Share your dilemmas and get honest opinions from other Mumsnetters.

to think that Easyjet's boarding system is crap?

30 replies

YourCallIsImportant · 07/04/2010 11:59

Easyjet board passengers in this order:

  1. Passengers requiring assistance
  2. Speedy Boarding
  3. Online check in passengers
  4. Airport check in passengers

Once on the plane, you can sit wherever you like.

So the other night, in the dark, cold, wind and pissing rain, me and about a hundred other weary travellers are standing on the tarmac and all the way up the stairs of the plane waiting to board our flight, while those who were on first settle themselves in.

AIBU to want people who board first to PICK A FUCKING WINDOW SEAT so the rest of us can just get on and sit down?

AI also BU to expect the Speedy Boarder in the aisle seat to let me into the empty seat next to them without tutting?

Also, if someone chooses an aisle seat, and there's 2 empty seats (window and middle) next to them, why do they always fasten their lap belts when there's a hundred people boarding after them?

Now, I don't want to board first, I just want to make the system work better, so finally AIBU to want Easyjet to change their boarding system so that it goes in this order?

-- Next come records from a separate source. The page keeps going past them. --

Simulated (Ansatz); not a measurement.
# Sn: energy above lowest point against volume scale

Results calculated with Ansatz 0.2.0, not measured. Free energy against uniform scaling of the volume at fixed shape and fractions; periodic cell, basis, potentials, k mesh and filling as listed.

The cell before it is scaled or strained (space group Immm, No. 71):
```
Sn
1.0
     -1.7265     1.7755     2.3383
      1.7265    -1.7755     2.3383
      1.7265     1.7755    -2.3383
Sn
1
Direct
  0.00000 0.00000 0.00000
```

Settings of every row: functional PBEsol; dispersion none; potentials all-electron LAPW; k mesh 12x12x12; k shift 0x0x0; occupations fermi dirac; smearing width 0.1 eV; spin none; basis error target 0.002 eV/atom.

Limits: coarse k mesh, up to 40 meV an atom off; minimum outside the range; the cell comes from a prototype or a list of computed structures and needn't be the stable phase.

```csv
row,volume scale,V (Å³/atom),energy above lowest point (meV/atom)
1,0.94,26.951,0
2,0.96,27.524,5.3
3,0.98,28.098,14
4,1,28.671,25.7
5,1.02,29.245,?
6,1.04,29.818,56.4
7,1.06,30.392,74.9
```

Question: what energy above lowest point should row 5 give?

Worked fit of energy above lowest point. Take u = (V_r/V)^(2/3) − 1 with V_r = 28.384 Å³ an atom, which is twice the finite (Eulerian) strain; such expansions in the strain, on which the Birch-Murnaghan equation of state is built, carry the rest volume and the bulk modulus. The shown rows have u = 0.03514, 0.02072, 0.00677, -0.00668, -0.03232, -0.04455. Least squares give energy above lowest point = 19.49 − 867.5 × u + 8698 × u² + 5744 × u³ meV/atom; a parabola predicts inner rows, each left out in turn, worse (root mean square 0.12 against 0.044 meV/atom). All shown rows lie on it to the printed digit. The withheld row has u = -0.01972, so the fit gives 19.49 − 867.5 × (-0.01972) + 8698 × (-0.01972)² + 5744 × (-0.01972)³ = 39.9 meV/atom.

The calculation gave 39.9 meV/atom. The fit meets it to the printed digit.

1} Passengers requiring assistance
2) Anyone who wants a window seat
3) Anyone who wants a middle seat
4) Aisle seats.

OP posts:
Pollyanna · 07/04/2010 12:01

oh we are flying with Easyjet on Monday - do people with pushchairs count as people needing assistance?

agree it sounds chaotic.

Eve · 07/04/2010 12:05

I've given up on them.. flew BA recently as it was actually cheaper than easyjet and the boarding was so civilisied...they used a novel system of allocating seats!

(food was pants though)

emsyj · 07/04/2010 12:31

Have never understood the concept of non-allocated seats. It's bloody awful, and cannot possibly save time. Of course, it's just a ruse to get more £££ out of customers. FFS I would rather just pay more for the ticket and have an allocated seat. YANBU.

sparechange · 07/04/2010 12:37

Yourcall, you are seriously overestimating the organisational ability of the average traveller if you think they can sort themselves into a nice neat line depending on where they want to sit

What about families who want all 3 seats on the aisle?

Another reason why the system is crap: If you pay for speedy boarding, you get called first and are allowed to board the bus first. The others then plough on the bus after you, and are closest to the door when the bus stops at the steps
Which means they are first off and first on the plane

Pikelit · 07/04/2010 12:37

Easyjet? I'd rather dine on dogshit than fly with Easyjet. They seem to take a positive pleasure in fucking up their customers. Allocated seats are much more sensible and nowadays, what with online check-in, can't be any great difficulty for an airline to administrate. I recently flew FlyBe to Belfast and the only boarding order was done on the number of your seat - seat at the back = board from the back of the plane.

smallorange · 07/04/2010 12:38

Families with a child under 5 'require assistance' so you get on after the speedy boarders.

It's better than Ryanair who allow a free-for-all. Although anyone is welcome to sit next yo my airsick three-year-old.

rubyrubyruby · 07/04/2010 12:39

This reply has been deleted

Message withdrawn at poster's request.

HavingAnOffDAy · 07/04/2010 12:40

Hi Pollyanna

I think the policy is to allow parties travelling with children of 5 years old or younger to board straight after the 'speedy boarders'. Or it was when we flew with them in Jan & Feb.

OP - the said 'speedy boarders' made a huge fuss when we were 'allowed' to board before them on a flight last year with a 2 year old. Much tutting, huffing & puffing along with loud comments of 'I'll bring a baby next time - it'll work out cheaper' ensued, along with quite a bit of blocking our way through to the departure gate.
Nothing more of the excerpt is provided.